Florida’s SB 90 had a long road to becoming law. The bill started as Amendment 4, a ballot initiative to reduce prohibitive taxes on third-party and commercial and industrial (C&I) solar, which voters overwhelmingly approved last August. From there it was necessary to go through the Florida House and Senate, which added consumer protection language before the bill was finally passed on May 15.
Last Friday the relief from property taxes on leased and C&I solar which residential PV system owners have enjoyed finally became law in Florida, with Governor Rick Scott (R) signing the bill.
SB 90 exempts leased and C&I systems from 80% of tangible personal property taxes. Vinyasun CEO Justin Hoysradt, who formerly worked for Vote Solar on the Amendment 4 effort, says this will reduce the tax burden on leased and C&I systems from an estimated $0.05 per kilowatt-hour (KWh) to $0.01/KWh, making them more than competitive even with Florida’s low electricity rates.
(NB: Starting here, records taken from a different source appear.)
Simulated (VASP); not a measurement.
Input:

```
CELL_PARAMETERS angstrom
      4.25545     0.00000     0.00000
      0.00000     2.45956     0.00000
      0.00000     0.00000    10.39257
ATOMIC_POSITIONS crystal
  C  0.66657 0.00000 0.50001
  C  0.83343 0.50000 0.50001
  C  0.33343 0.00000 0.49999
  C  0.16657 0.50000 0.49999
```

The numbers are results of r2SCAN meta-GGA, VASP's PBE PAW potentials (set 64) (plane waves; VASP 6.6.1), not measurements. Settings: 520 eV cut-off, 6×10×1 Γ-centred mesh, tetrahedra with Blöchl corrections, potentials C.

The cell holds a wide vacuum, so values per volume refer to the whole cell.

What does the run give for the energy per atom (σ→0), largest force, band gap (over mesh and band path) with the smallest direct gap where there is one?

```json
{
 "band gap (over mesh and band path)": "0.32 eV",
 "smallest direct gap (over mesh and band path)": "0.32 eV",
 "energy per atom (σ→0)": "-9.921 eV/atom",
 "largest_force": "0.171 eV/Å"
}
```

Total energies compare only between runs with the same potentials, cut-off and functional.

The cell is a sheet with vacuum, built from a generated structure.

As such, the law is expected to allow the third-party solar model to come to Florida, and solar advocates say that this will allow the nation’s third-largest and second-southernmost state to become one of its largest solar markets.
“This legislation will help Florida take its rightful place as a solar star,” stated Solar Energy Industries Association (SEIA) CEO Abigail Hopper. “The state’s market doubled last year and we expect this new law will help Florida become one of the top five solar states in short order.”
Advocates have also noted that like other places in the U.S. South, this advance for the solar industry was led by conservative Republicans. SB 90’s author, Senator Jeff Brandes, was given an A+ ranking by Americans For Prosperity, a right-wing advocacy group formed by the Koch Brothers.
“Broad support from conservatives, the business community, the solar industry, and environmental organizations brought together volunteers, an array of elected officials and everyone in between, in a truly non partisan effort to bring pro solar Amendment 4 into law,” stated Susan Glickman, the Florida director of Southern Alliance for Clean Energy.
And as changed policies open up more of Florida’s distributed solar market, the state’s utility-scale solar market is booming. Earlier this week utility Florida Power and Light announced the beginning of work on eight solar projects in the state which will total 596 MW, after contracting 224 MW of solar late last year to replace a retiring gas plant.